Following widespread complaints, ext4 gained a crash-safety guarantee called auto_da_alloc which is enabled by default. What about other filesystems? Out of the most well-known filesystems, which of them provide this same guarantee (and which of them do not)?

Personally I am interested in hearing information about

  • XFS - Red Hat Enterprise Linux default filesystem.
  • btrfs - SuSE Enterprise default filesystem.
  • bcachefs - out-of-tree Linux filesystem, derived from bcache. "The COW filesystem for Linux that won't eat your data."

This issue mostly concerns Linux, as per the history below. It would be interesting to know how ZFS behaves as well, but I tend to assume it wouldn't implement this.

What is auto_da_alloc?

fsync() is well-documented as the correct way to write file data e.g. when you hit "save" in a text editor. And it is widely understood that e.g. text editors must replace existing files atomically using rename(). This is meant to protect against loss of power, making sure that you always either keep the old file, or get the new file (which was fsync()ed before the rename). You don't want to be left with only a half-written version of the new file.

But there was a problem that calling fsync() on ext3, which was the most popular Linux filesystem, could effectively leave the whole system hanging for tens of seconds. Since applications can do nothing about this, it was very common to optimistically use rename() without fsync(). That pattern seemed to work rather well on this filesystem, even if the system lost power.

Therefore, applications exist which do not use fsync() correctly.

The next version of the filesystem, ext4, generally avoided the fsync() hang. At the same time, it started relying much more on the correct use of fsync().

This is all pretty bad. Understanding this history is arguably not helped by dismissive phrases used by many of the conflicting kernel developers.
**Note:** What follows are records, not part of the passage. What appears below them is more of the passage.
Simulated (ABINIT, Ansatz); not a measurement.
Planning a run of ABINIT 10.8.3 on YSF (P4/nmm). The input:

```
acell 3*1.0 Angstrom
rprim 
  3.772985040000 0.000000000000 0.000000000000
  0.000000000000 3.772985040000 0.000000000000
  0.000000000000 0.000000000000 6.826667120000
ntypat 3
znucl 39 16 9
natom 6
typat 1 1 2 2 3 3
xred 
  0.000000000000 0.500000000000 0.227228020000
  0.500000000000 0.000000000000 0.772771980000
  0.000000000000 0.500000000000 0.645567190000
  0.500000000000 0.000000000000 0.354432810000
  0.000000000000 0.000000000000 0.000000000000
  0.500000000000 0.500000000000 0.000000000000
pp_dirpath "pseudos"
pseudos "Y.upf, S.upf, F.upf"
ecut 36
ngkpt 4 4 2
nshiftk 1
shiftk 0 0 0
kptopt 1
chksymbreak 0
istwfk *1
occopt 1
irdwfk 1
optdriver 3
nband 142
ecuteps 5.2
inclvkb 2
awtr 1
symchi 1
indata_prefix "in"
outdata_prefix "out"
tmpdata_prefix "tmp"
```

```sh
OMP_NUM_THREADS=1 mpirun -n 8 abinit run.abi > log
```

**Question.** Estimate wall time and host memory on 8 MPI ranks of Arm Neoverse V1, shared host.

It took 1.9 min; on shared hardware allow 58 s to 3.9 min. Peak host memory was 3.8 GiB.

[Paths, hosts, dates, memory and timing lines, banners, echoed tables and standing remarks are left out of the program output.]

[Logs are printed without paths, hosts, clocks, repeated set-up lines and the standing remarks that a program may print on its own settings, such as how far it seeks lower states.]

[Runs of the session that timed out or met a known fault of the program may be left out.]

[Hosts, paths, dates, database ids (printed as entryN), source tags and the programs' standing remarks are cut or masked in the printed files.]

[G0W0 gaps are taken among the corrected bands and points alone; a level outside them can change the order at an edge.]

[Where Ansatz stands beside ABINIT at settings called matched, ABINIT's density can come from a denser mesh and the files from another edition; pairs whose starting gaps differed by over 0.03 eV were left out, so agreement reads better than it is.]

This was resolved in ext4, to support the rename() pattern without requiring fsync() for crash-safety provide behaviour in a crash as the old ext3 filesystem did. This behaviour can be disabled again if you mount with the option noauto_da_alloc.


1 Answer 1


There is a mistake in this question. The question implied that this scenario is made fully crash-safe by auto_da_alloc. This is not true for ext4. I presume it was not true in the old ext3 either. However it is true for btrfs, and for bcachefs.

Recent ext4 does have a special workaround to reduce the chance of replace-via- rename producing zero-length files by forcing out the new data blocks upon rename . However, rename does not wait for this flush to complete, and therefore provides no atomicity guarantee—it is possible to end up with only partial new content after a crash. Of the file systems we tested, btrfs is the only one that provides the replace-via-rename atomicity guarantee.


On btrfs, the documentation says replacing a file using rename() will provide full atomicity, and it does not need an explicit fsync() to protect the data against crashes. I think this was added around the same time as ext4 auto_da_alloc. We also see a claim that the btrfs implementation avoids degrading performance, as it does not cause the rename() call to wait. However I notice in recent kernels, at least if you used fsync(), the following rename() will fsync() the parent directory and wait for the whole "log tree" to be written.

bcachefs currently appears to provide the full level of protection, though I did not find any documentation. Check the code. I see a call to the function "filemap_write_and_wait_range"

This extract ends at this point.